Last Wednesday, I pointed to a paper jointly written by researchers from Stanford and Cornell on How Task Types and Gender May Influence How People Google. That paper looked at how a small group of people interacted with the search engine. Collecting data about how people search on a larger scale can be problematic.
We saw that with the controversy over a release of user queries from AOL a couple of months ago, which raised many concerns over the privacy of the people who submitted those searches. A few reports about the release of that data noted that user query data from some other search engines had been shared with researchers on a smaller scale in the past, including data from Excite.
One of the researchers from that paper, Bing Pan, co-authored a paper for a presentation this year in front of the The Travel and Tourism Research Association. This research examined user query data from the Excite search engine from searches conducted in the year 2001.
The paper is Real Users, Real Trips, and Real Queries: An Analysis of Destination Search on a Search Engine (pdf), and it comes up with some interesting information and conclusions.
The authors of the document manually identified, from a random sampling of a percentage of Excite queries, those involving travel, looking in total at “539 unique user sessions related to travel search, and collectively comprising 1,788 unique queries.” They had information from a previous study(pdf) (Spink, et. al.) involving the Excite queries, to compare to their travel related query sessions and queries.

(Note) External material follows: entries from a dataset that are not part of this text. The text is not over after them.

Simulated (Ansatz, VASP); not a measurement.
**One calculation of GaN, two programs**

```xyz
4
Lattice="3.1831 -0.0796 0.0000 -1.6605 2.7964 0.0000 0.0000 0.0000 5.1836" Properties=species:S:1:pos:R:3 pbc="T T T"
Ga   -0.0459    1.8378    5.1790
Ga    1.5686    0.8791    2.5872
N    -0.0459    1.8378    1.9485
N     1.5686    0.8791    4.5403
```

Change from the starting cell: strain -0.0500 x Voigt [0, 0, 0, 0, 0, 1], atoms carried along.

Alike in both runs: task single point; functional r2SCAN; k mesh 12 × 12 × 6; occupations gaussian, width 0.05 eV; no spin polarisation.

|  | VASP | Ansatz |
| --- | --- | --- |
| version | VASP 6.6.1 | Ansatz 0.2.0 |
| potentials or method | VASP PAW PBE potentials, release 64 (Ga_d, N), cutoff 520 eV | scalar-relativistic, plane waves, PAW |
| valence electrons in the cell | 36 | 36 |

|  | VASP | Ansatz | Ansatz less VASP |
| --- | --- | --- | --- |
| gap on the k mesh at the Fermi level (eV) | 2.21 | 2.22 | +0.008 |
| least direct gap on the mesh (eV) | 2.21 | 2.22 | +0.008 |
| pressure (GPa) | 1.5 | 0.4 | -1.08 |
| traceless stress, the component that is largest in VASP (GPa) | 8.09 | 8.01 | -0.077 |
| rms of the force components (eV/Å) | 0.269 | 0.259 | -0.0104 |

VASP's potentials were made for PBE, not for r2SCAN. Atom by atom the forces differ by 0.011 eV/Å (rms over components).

Here are some of their findings:
1. Travel searchers used an average of 3 terms per query when searching for destination related information, as opposed to 2.6 terms from the Spink research on general queries.
2. The average search query session involved 3 queries, as opposed to an average of 2.3 for general queries in the Spink data.
3. The travel searchers clicked through an average of 2.1 pages per query, as opposed to 1.7 reported in the Spink research.
4. The content of queries was looked at carefully, and segmented into different types of information that searchers might be interested in – “six aspects of trip planning: destinations; hotels; restaurants; transportation; attractions; and activities. ” A flowchart and table shows percentages for those different types of content.
5. The query content was also looked at based upon levels of generalization, so that a state name would be considered more general than a city name, and the word “restaurant” would be more general than a specific name of a restaurant or a restaurant chain. One of the conclusions reached from this analysis was that the name of a city was the most commonly searched term, noted in 46.4% of searches.
6. Query sesssions were reviewed to see how travel searchers might change what they search for within a single query. A common approach appears to be that they “frequently switch their search to seek information about multiple levels of geographical areas.”
The authors note in their conclusion that they would like to use more current data, from a more sophisticated search engine like Google.
Related: following a link from a footnote in this paper, I arrived at a page which examined some query data from Altavista collected in from 1998 to 2002 – A Temporal Comparison of AltaVista Web Searching, which compared changes in queries submitted to Altavista over time. One of the researchers involved was Jan Pedersen, presently with Yahoo. Some interesting data in that paper, too. For example, they tell us that the percentage of three-term queries increased from nearly 28% in 1998 to 49% in 2002.